Generally I do not discuss any of the “lists” put out by various publications because of a variety of flaws incumbent in how the lists are compiled. However, of late I have been discussing at length just what the heck “luxury” is and why, for example, anyone who believes Oceania Marina is competition for Seabourn simply has no real concept of what “luxury” is all about.
So with that intro, I offer you part of Seabourn’s news release today:
MIAMI, February 14, 2011—-They say a rising tide lifts all boats, and in the case of Seabourn’s intimate, luxury cruise ships, a tide of enthusiasm from cruise travelers has elevated the entire fleet to the top of Condé Nast Traveler magazine’s prestigious annual survey of its readers. Seabourn’s ships were ranked above all other cruise ships, regardless of size, in the three all-important categories of Service, Food, and Accommodations in the 2011 edition of Condé Nast Traveler’s prestigious Gold List, published in the magazine’s January issue. In the February issue, individual ship results show the 450-guest Seabourn Odyssey as the highest-rated cruise ship regardless of size. Odyssey’s smaller, 208-guest sisters Seabourn Spirit, Legend and Pride, are ranked number two, three and five respectively in the small-ship category. Odyssey’s twin sister, Seabourn Sojourn, debuted in June of 2010 and was not rated in the poll. Seabourn Legend, meanwhile, achieved the highest scores in several categories, including a perfect 100 for Crew/Service, 99.1 for Food/Dining and 97.4 for Schedule/Itineraries.
“Scores like these would be an outstanding achievement under any circumstances,” noted Richard D. Meadows, Seabourn’s President. “The fact that they were earned during a period of very rapid fleet expansion is a testament to the professionalism and passion of Seabourn’s onboard management and their staffs.”
Seabourn enjoys a peerless reputation for delivering exceptional, personalized service to guests. Its small ships carry nearly one staff member per guest, hand-picked and trained to anticipate not only the needs of their guests, but also extra touches to surprise and delight them. Guests cite being addressed by name almost immediately as a hint of good things to come, and one recent guest recounted how the executive chef called his counterpart on another Seabourn ship to get a recipe for a dish the guest had enjoyed on a previous cruise, and served it the next night. Because Seabourn’s onboard experience is so all-inclusive, with open bars and no gratuities expected, the relationship of service staff with the guests is sincerely helpful and free of any ulterior agenda.

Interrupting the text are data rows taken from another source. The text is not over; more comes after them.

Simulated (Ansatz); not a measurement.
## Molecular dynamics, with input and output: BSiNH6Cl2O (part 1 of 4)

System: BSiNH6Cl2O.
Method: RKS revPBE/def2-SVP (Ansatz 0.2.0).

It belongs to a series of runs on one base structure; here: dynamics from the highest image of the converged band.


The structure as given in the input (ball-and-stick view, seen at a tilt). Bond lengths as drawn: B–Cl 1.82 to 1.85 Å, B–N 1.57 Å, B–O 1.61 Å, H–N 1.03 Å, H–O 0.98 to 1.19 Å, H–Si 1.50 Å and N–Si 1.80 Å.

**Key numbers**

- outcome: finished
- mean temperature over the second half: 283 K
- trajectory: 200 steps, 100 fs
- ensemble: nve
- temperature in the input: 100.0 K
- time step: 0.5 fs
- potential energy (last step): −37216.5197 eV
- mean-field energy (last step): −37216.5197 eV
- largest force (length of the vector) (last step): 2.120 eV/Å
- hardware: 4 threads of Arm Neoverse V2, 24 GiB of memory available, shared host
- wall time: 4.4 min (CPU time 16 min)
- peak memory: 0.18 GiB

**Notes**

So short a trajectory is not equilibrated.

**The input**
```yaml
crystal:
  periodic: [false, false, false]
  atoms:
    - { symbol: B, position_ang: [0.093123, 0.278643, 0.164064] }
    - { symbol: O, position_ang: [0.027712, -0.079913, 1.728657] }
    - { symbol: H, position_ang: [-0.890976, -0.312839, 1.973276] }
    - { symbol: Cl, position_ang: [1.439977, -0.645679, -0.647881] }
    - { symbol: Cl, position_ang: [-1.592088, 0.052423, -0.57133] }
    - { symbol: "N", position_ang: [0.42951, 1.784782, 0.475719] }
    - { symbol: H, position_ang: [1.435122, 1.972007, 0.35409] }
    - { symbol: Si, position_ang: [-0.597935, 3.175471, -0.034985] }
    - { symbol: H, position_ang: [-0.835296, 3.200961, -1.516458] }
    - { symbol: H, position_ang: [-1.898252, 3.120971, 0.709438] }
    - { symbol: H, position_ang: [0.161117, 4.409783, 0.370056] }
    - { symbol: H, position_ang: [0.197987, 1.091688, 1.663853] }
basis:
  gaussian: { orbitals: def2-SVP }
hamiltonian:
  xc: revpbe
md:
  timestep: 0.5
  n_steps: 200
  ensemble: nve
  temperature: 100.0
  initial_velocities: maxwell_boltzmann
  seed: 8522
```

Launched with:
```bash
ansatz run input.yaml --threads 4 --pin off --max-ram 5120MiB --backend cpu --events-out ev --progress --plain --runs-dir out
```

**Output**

Dining is a key metric for luxury cruise guests. They are generally patrons of the finest restaurants ashore, and arrive on board with elevated expectations. Seabourn enlisted the guidance of two-time James Beard Award-winner Charlie Palmer in designing its menus, and the partnership has created a repertoire that is varied, intriguing and eminently satisfying. Innovative dining alternatives such as the line’s avant garde small-plates tasting menus in Restaurant 2, have kept it at the top of the list consistently. Unlike many of its competitors, Seabourn never charges extra for any alternative dining on its ships.
Accommodations aboard Seabourn’s ships are all ocean-view suites. Generously sized and thoughtfully appointed, they are designed as gracious vacation homes, perfect for private relaxation and large enough to welcome company if desired. The in-suite bar is stocked with the guests’ requests prior to arrival. Walk-in closets, marble or granite bathrooms and separate seating and sleeping areas are enhanced with clever touches such as personalized stationery, a World Atlas and even an umbrella to carry ashore.
If you compare the ratings of the other cruise lines you will see that there is something…regardless of how you may want to define it…that sets Seabourn apart.
What does this all mean? Possibly nothing other than the folks that read Conde Nast and decided to vote consistently find that Seabourn is the best and by a margin that makes one take note. But then again, possibly that Seabourn has good reason to believe that it is the best…and that it needs to (and is) improving its product so that the distance between it and the competition increases.